Block processing

V

vectorizor

Hi all,

I am writing an image processing algorithm that goes across an image
first row-wise and then column-wise. For illustration purposes,
imagine that for every pixels, the output is computed as the sum of
the input and its previous neighbourg. In the horizontal pass (i.e.
row-wise), the previous neighbourg is defined as the pixel on the
left. This is followed by a vertical pass, whereby the previous
neighbourg is defined as the pixel on top.

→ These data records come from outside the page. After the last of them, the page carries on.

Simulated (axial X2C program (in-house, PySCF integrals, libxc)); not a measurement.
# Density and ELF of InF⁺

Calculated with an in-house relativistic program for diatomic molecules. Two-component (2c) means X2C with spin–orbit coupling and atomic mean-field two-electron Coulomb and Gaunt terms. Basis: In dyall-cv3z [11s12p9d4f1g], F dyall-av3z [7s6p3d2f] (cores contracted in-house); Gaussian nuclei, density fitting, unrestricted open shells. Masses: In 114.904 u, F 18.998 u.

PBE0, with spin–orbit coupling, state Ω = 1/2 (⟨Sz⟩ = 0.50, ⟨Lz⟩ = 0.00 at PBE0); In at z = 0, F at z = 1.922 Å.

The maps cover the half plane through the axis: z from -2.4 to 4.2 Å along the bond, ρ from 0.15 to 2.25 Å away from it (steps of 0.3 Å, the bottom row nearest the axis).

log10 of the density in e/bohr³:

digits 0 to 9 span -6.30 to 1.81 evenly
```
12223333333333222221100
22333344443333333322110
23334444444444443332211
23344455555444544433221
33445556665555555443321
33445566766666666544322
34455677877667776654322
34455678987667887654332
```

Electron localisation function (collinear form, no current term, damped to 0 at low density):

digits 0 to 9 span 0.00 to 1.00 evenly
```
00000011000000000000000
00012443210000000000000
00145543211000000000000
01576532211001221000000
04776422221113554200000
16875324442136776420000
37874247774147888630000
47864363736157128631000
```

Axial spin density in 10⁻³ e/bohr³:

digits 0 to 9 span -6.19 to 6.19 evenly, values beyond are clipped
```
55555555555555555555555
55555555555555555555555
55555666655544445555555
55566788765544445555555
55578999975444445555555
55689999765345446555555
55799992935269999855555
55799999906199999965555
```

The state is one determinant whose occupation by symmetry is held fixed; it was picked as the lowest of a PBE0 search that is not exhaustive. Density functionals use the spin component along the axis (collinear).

I quickly encountered a problem with the column-wise path, as
processing pixel in a vertical fashion was _very_ slow (0.31 vs. 0.009
for the horizontal). I since learned that it was due to cache misses.
Indeed, the image is stored row by row, so vertically-neighbouring
pixels are actually far away in memory, which entails all kind of
speed problems.

I was suggested to try a block processing approach, whereby the image
is stored by blocks rather than by rows. A block is typically 32x32,
so in memory, the first line of the block is followed by the second
line of the block, followed by the third, .... until we move on to the
next block, and the pattern is repeated. This has the advantage of
ensuring locality, i.e. both horizontal and vertical neighboring
pixels will be close, hence there should be less cache misses. Both
horizontal and vertical passes should be approximately as fast.

This is all well and good, but things are not that perfect in
practice. Accessing pixels is now significantly slower, even for
horizontal pass. For an image structured in blocks, an horizontal pass
is 0.030 sec. whereas with the original memory structure (row after
row, lets call it linear), the horizontal pass was only 0.009, 3 times
faster! This cannot be due to cache misses, as locality is pretty good
in both cases. The code to access a pixel is more costly in the case
of block processing. Compare the following, which is copied from my
implementation:

// linear access to pixel
// img: pointer to start of array in memory
#define PIXEL(img, width, row, col) ((img) + ((row) * width) +
(col))

// block access to pixel
#define PXL(img, width, col, row) \
((img) + (((row) & (~BLOCK_Y_MASK)) * (width)) + (((col) >>
BLOCK_X_SHIFT) * BLOCK_SIZE) \
+ (((row) & BLOCK_Y_MASK) << BLOCK_X_SHIFT) + ((col) &
BLOCK_X_MASK))

with enum
{
BLOCK_X_SHIFT = 5,
BLOCK_Y_SHIFT = 5,
BLOCK_X_MASK = (1 << BLOCK_X_SHIFT) - 1,
BLOCK_Y_MASK = (1 << BLOCK_Y_SHIFT) - 1,
BLOCK_WIDTH = (1 << BLOCK_X_SHIFT),
BLOCK_HEIGHT = (1 << BLOCK_Y_SHIFT),
BLOCK_SIZE = BLOCK_WIDTH * BLOCK_HEIGHT
};

Accessing a pixel is thus obviously much slower, and I was not able to
speed things up despite all my efforst. Does someone have any ideas or
suggestions that may help, or know of any good references discussing
the problem? Thanks in advance

Angus
 
V

Victor Bazarov

I am writing an image processing algorithm that goes across an image
first row-wise and then column-wise. [..]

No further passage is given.